Running the YEP QC & VIZ pipeline on GALAXY

✨ Below are required for automatic workflow invocation on GALAXY ✨

Scripts

  • generateYepRunInfoFromPEGR.py
  • createRunInfoFromSampleId.py
  • runYepQCVIZ.py
  • downloadResults.py
  • processResults.py

Config Files

  • yepQcViz.cfg
  • yepRunInfo.csv
  • workflowInfo.csv
🔥 Dependencies

Installing Anaconda usually satisfies all the dependencies for most of the python scripts. pip is used to install bioblend, these scripts are using bioblend version(0.13.0). Make sure you have them installed before you run any of the scripts.

Meme-suite and UCSC utilities are used by downloadResults.py to create required datasets. Make sure these are available in the PATH. Read the entire scripts documentation before running them, dependencies and expected config files are explained in detail.

YEP flowchart

Scripts Documentation

  • generateYepRunInfoFromPEGR.py creates the yepRunInfo.csv file by using PEGR API for FRANCLINE. It takes the runNO as input to generate the run info file. you can use # to comment any sample in the run info file. The commented samples will not be processed by the workflow. Currently the script screens for sacCer3_cegr before making the run info file.
Usage:

    python generateYepRunInfoFromPEGR.py 300

Terminal Output:

    Making the API CALL to FRANCLINE !    
    INFO : Success fetching data from Run 300!   
    Total no of samples : 48   
    Creating the yepQcViz run info file !   

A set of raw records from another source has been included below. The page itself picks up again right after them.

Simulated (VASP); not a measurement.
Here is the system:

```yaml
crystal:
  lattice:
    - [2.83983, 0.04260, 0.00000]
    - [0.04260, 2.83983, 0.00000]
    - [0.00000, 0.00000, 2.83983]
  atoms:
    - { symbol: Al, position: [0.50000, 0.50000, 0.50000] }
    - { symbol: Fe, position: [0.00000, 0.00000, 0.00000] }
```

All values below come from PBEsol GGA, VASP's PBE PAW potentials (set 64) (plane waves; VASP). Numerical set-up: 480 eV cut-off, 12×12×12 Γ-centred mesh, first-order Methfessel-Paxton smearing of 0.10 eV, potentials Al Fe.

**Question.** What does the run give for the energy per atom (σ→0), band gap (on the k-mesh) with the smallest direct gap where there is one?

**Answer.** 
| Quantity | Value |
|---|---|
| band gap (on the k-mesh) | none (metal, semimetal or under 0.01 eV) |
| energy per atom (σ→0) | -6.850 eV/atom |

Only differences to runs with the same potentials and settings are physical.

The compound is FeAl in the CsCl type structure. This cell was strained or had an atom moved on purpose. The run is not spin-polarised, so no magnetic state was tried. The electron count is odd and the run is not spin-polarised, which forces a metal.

    Run Info File has 48 yeast samples !    
    DONE !

  • createRunInfoFromSampleId.py is an alternative to create the yepRunInfo.csv file for yepQcViz pipeline. It takes a text file containing PEGR sample ids as input (one per each line). It uses PEGR API for FRANCLINE, to retrieve required data. Currently the script screens for sacCer3_cegr before making the run info file.
Usage:

    python createRunInfoFromSampleId.py samplelist.txt

Terminal Output:

    Making the API CALL to FRANCLINE per sample !    
    INFO :
    Success! Accepted filters:
    preferredOnly: true
    id: 15215

    INFO :
    Success! Accepted filters:
    preferredOnly: true
    id: 15216

    INFO :
    Success! Accepted filters:
    preferredOnly: true
    id: 15217

    Creating the yepQcViz run info file !   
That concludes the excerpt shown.